The financial statements set out above do not constitute the Company's statutory accounts for the years ended 31 December 2015 or 2014, but is derived from those accounts. Statutory accounts for 2014 have been delivered to the registrar of companies, and those for 2015 will be delivered in due course. The auditor has reported on those accounts; their report was (i) unqualified, (ii) did include a reference to an emphasis of matter in relation to the ability of the Group to continue as a going concern without qualifying their report and (iii) did not contain a statement under section 498 (2) or (3) of the Companies Act 2006. The effects on the auditors' report is described under 'Going concern basis of accounting' below.

Going concern basis of accounting

Challenging market conditions persist for our industry worldwide, with slower global industrial output pushing coking coal prices lower. The dynamics of the regional thermal coal market are also difficult, due to local oversupply and aggressive pricing by certain competitors.

The Group manages its liquidity (EUR 86 million as at 31 December 2015 (31 December 2014: EUR 128 million)) through receivables financing and other working capital measures.

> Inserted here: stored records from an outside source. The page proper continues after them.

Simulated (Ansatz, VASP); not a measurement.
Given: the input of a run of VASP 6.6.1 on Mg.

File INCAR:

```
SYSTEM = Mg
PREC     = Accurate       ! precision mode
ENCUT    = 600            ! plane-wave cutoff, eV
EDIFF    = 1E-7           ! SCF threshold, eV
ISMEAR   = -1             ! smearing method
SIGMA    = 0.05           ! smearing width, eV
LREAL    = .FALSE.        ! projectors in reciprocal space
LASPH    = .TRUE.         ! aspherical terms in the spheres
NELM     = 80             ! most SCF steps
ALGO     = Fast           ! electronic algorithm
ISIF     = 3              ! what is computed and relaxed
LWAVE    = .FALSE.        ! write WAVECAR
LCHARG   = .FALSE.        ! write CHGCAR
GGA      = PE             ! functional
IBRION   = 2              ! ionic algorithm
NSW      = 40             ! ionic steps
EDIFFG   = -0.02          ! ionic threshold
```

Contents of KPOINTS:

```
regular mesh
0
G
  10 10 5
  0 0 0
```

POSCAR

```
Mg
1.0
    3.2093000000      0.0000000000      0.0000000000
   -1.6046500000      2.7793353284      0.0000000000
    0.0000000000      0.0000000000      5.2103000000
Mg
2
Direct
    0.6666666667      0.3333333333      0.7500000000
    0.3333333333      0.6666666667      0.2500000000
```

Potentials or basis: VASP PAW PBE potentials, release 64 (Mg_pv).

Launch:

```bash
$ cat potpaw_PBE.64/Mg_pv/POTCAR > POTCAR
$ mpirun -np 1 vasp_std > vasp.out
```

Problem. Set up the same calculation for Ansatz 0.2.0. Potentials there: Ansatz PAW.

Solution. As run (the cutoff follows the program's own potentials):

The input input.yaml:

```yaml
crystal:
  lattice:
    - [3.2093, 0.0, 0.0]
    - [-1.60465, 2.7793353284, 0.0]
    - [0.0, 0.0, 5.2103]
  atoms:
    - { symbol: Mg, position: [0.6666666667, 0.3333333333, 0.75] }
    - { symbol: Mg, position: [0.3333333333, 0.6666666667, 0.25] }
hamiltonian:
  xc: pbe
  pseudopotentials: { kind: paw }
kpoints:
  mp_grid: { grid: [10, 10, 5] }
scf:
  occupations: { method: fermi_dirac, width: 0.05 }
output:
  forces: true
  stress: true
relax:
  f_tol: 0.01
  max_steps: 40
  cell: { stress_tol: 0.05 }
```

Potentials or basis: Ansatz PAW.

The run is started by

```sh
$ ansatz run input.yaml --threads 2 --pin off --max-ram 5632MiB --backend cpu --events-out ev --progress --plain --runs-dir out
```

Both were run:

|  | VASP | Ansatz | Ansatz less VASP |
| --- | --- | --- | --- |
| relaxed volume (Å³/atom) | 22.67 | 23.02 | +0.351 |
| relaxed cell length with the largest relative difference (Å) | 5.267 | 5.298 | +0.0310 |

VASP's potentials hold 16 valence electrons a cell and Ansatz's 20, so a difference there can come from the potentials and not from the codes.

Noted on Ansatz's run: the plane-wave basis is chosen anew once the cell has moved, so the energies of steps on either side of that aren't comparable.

At the present market prices of coal, the Group is cash flow negative even before any servicing of its existing financial indebtedness. The continuing low coal price environment has placed significant pressure on the Group's liquidity position and its solvency, with net liabilities of approximately EUR 385 million as at 31 December 2015, including financial indebtedness with a book value of approximately EUR 383 million and a principal amount of EUR 581 million (comprising EUR 334 million Senior Secured Notes, EUR 162 million Convertible Notes, a EUR 50 million export credit agency-backed facility ('ECA Facility') and a EUR 35 million super senior credit facility ('SSCF')). The Group's Senior Secured Notes and Convertible Notes have features that, in certain specified circumstances, result in interest being able to be paid in kind rather than in cash.

The Group completed a restructuring of its financial indebtedness in 2014. In 2015, management focused on reducing operational and overhead costs as much as possible. However, notwithstanding the steps that have been taken to date, the Group remains cash flow negative and forecasts indicate that the Group could remain cash flow negative before debt servicing for several years.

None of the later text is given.